I played some nursery rhymes at Zara’s second birthday party last week.
The bouncy castle was also a hit.
Flight home from Istanbul on Weds was cancelled after the incoming EK flight arrived but turned back as there were no ‘spaces left for the plane’, we were told.
Fortunately a friend from Dubai was on the same flight and helped out finding a place for us to stay that night. Got home the following day a few hours later than expected, but at least I am home.
Istanbul doesn’t seem to be well equipped for snow!
Made it to Lagos last week – visa costs of around $600 and they only gave me a three month visa, which was infuriating. At least I had a visa this time.
The airport is a tiny bit better and even the service at the grotty Four Points was above its usual standard, although the AC now blows not only cold but also damp air.
Me and the disti team, Adedayo and Peter.
Fresh from Holland. Really?
Great name for a shop.
Say it loud.
We have a new washing machine (the excitement!). The old one died and wasn’t worth repairing.
It’s a Samsung with a feature called Air Dry, which claims to be able to clean dry clean only clothes. If it can clean my suit it’ll pay for itself quite quickly. (Disclaimer, we also have a maid who does all the ironing).
If you’re in a meeting with me this week and can smell the damp mouldy scent of clothes that have recently spent a few days at the Four Points Lagos, you’ll know the Air Dry feature doesn’t work…
I’m never ill. Perhaps one or two days a year with a bit of a cold or an upset stomach, but that’s it.
This year I had a terrible cold, which turned into another terrible cold mixed with food poisoning returning from Lagos (don’t eat the samosas in the lounge). Thankfully I could work from home for most of this week.
Three weeks since it started I’m pretty much back to normal but just feel out of sorts and mildly ‘ugh’ still.
I’m never one for saying ‘there’s a lot of it about’, but this year there seems to have been. Friends in Dubai have been dropping like flies.

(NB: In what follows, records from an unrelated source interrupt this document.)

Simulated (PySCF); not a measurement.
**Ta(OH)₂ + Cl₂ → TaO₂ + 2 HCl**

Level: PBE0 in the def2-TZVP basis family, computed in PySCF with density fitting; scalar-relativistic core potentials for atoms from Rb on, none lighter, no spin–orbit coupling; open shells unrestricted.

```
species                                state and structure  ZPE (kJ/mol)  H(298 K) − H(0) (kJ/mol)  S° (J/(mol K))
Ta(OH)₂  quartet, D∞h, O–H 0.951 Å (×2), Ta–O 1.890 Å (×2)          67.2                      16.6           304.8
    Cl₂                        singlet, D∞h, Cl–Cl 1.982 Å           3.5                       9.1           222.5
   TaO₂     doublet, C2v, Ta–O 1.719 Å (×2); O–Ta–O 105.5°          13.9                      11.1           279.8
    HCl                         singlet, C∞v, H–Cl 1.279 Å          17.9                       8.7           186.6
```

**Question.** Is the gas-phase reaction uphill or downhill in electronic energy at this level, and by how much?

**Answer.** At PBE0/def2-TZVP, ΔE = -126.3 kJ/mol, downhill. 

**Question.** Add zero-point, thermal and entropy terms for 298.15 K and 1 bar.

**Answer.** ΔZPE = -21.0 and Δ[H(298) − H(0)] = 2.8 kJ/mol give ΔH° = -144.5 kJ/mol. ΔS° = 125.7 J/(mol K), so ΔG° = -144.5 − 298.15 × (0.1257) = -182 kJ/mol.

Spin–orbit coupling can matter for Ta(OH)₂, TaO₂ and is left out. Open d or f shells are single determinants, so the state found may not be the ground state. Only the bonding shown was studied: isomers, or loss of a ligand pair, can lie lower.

Certainly makes me appreciate my normal state much more.
We tested out a secondhand bouncy castle today (not buying it as it was bit shoddy for the price).
Zara loved it and I had some fun with the iPhone’s slow mo feature.
In December I toddled off to Lagos looking forward to a busy week with partners and customers.
On arrival, it turned out that what I had been told was a visa valid for twelve months was actually only valid for six and had just expired. I was sent straight back.
It was my fault, all things considered – I should have checked and checked again. Emirates should also have checked before I boarded. Anyway, it was a short trip – an hour and a half in Lagos and about twenty two hours door to door travel. I was exhausted and furious.
I’m planning to go again the week after next, so I’m applying for a new twelve month visa. (Twelve months, pleeeeeease!).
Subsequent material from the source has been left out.